Tuesday, July 04, 2006

Oops there goes another rubber tree plant


The UNCITRAL model law, a suggested "pattern" for electronic commerce laws of participating countries, emphasizes the need for wide application and media-neutrality in order to cover all factual situations--- present and future--- wherein the electronic commerce law can apply. This intent is understandable given the rapid rate of growth and obsolescence of technology. However, UNCITRAL's wide application policy may run risks of being vague and overbroad, and thus, may not always facilitate the ease of international transactions.
And experience only teaches us that an overbroad law may be distorted in such a way that its application may run counter to its objectives. Case in point: no one expected the United States to take unilateral action on Iraq's alleged weapons of mass destruction, without UN's approval. And yet, in declaring a first-strike policy and adopting preemptive hostile action, the US found loopholes in the law to justify its unprovoked aggression. If the UN Security Council, the body governing international relations regarding force and warfare barely addressed the US' "good faith" interference, then one can hardly blame us for being skeptical about the broad application of the Model Law.
Section 37 of the E-Commerce Act of the Philippines, perhaps in keeping with this wide-application policy, provides for an interpretation which gives due regard to the law's international origin and need to promote uniformity in its application. Given its all-encompassing language, this clause seems to share the same infirmities of vagueness and overbreadth of the Model Law. It is also potentially conflicting, since even though it encourages wide application --- thereby espousing uniformity among nations, --- it also acknowledges each country's prerogative in enacting its own laws according to State policy.
The provision regarding the application of general principles of international law is nothing new. Weeks from the start of the first day of class, any freshman law student can tell you that general principles of international law form part of the law of the land. Our fear, unfounded as it may seem, is that we might be sacrificing our own state objectives all in the name of uniformity of application . Perhaps in our haste to conform to international laws, much of our ideals and independence as a nation have been compromised. Moreover, one cannot entirely brush away the pessimism borne of experience, that other countries might not necessarily follow the Model Law, given due regard to locally enacted laws.

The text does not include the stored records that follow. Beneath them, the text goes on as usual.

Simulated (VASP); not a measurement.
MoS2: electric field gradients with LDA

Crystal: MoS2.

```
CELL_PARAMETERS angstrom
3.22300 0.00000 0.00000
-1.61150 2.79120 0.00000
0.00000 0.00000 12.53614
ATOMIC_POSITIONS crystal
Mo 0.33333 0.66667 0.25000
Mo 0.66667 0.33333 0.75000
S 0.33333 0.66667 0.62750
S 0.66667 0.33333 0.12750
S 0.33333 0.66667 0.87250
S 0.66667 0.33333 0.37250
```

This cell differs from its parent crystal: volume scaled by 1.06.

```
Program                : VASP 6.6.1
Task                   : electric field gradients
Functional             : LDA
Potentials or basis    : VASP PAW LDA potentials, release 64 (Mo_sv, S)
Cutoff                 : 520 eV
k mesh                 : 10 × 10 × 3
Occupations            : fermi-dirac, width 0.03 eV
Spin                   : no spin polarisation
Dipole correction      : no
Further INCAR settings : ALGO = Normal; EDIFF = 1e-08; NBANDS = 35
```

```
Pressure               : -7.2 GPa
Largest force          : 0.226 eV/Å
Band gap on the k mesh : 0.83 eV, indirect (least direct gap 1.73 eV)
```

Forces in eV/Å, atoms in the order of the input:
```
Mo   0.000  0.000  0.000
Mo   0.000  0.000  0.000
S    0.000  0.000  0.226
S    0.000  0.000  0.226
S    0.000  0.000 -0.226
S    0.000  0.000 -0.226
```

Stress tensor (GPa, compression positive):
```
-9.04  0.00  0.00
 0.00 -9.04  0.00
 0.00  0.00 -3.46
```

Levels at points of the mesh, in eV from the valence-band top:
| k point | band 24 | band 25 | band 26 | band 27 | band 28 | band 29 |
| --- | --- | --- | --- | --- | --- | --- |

There is nothing wrong with the desire to be bridged with legal systems and societies of differing technologies seamlessly, but as a rule, the country's E-Commerce law must be tailor-made to the many peculiarities attendant to its circumstances, and with enough safeguards to be in keeping with international standards as well. The Model Law should therefore, at best, serve as a mere framework for any country.
Anyway, the Electronic Commerce law is relatively new. There is no established jurisprudence yet on the matter. As for now, we can only hope that we don't end up being steamrolled by the objectives of the Model Law.